By: Emma Newman
*Netgalley kindly provided me with a copy but that has not impacted my review.
What if they are out to get you? What if they are out to get you even on Mars? I rarely request books from Netgalley but this one just seemed so up my reading alley right now that I had to give it a go. Our main character Anna is a geologist and artist whose sent to the base on Mars in order to paint pretty pictures for her boss to sell. We are thrown into it pretty much from the minute she arrives from her solo flight.
This is a very middle of the road book. Great premise and mystery. I liked how Anna worked with what she had and what she knew to solve things even though there was a good argument she was essentially losing it.
I liked the technological aspect not just of the Mars mission or the AI that runs the base (I did think his human avatars were really well done creepy but in a good way) but of this vision of the future. Everyone is chipped and can interface with everything. Everything is seriously corporatized, including Mars, and this brings up a whole lot of interesting questions.
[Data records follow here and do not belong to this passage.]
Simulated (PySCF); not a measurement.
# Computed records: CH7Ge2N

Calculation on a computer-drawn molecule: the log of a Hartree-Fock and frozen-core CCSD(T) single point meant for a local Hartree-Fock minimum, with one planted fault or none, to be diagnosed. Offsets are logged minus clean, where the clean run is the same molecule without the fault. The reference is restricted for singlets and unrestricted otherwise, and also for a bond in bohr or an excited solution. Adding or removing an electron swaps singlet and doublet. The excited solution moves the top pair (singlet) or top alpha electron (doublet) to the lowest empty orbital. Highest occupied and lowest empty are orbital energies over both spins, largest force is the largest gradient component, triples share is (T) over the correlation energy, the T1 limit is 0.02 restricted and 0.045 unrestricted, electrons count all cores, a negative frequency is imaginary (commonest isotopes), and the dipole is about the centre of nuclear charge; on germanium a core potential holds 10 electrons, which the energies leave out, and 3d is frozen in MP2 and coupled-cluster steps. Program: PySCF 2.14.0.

Anna’s plight on Mars brings up a lot of memories of her father (including a gruesome one) and the question of who are you giving up so much space in your head to and why can you trust them just because their are laws against doing something that no one can stop until its too late.
So what was off?
I wasn’t big on Anna. A lot of this story is told through her memories of her childhood and her marriage and since she kissed the base Doctor pretty much the second she was alone with him I couldn’t help spend a lot of the story doubting those memories as nothing but her making excuses. In fact I thought there were little things that were really off about some of the human behavior on the base.
Now credit where credit is due a lot of the ending actually made this work. But it was retroactive for me. The pacing was off and I felt like I was being told things as much as anything else and while the reveal and everything worked it combined to make the characters exceedingly hard for me to connect to and, in some cases, like.
There’s also a big reveal at the end that I feel like it was… *shrug.* It should have carried more emotional impact instead I felt like well, she didn’t really like them anyway so bow tied and all that.
Okay this might be nitpicking: A+ for having a binary character but I have to admit the use of hir and ze as replacements for the usual in that characters case took me a while to get used to and I never really liked it, as a reader, but I’m not sure how else you would get the point across.
I didn’t know when I requested it that Before Mars is the third book in a series. I was able to follow along with it fine and I don’t think I missed anything- separate characters- but perhaps it would have had more emotional heft if I had read the rest of the series.
Recommend: 50/50. If you like a good is she losing it or not mystery, or this is the cool stuff we get to play with in the future, this may be for you. Or give a go to the first in the series. There was a ton of potential here it just fell flat for me.
10 thoughts on “Not the Place for Paranoia…”
Oh lord, a nonbinary character? I don’t remember seeing that in a book before 👀 it sounds interesting, although I don’t know if the good balances out the bad? Ughh, tough choice…
Great review 💛
Annie, was just about to say the same thing – boobeachbunny, thanks for letting us know about this 🙂
Great review! Shame this was very middle of the road and the pacing was so off. Honestly, I think it’d be really difficult to get my head round that grammar, especially having read books that have tried that before and ended up confused by them. Thanks for the heads up- a really thorough review!
Hey! I tagged you in 3 days 3 quotes challenge! https://writtenininkkblog.wordpress.com/2018/03/26/3-days-3-quotes-challenge-day-1
Cool! Thank you 🙂
Sounds like an interesting concept, but I don’t like books where you’re being talked “at” as opposed to talked “to”… This sounds like it may be one of those!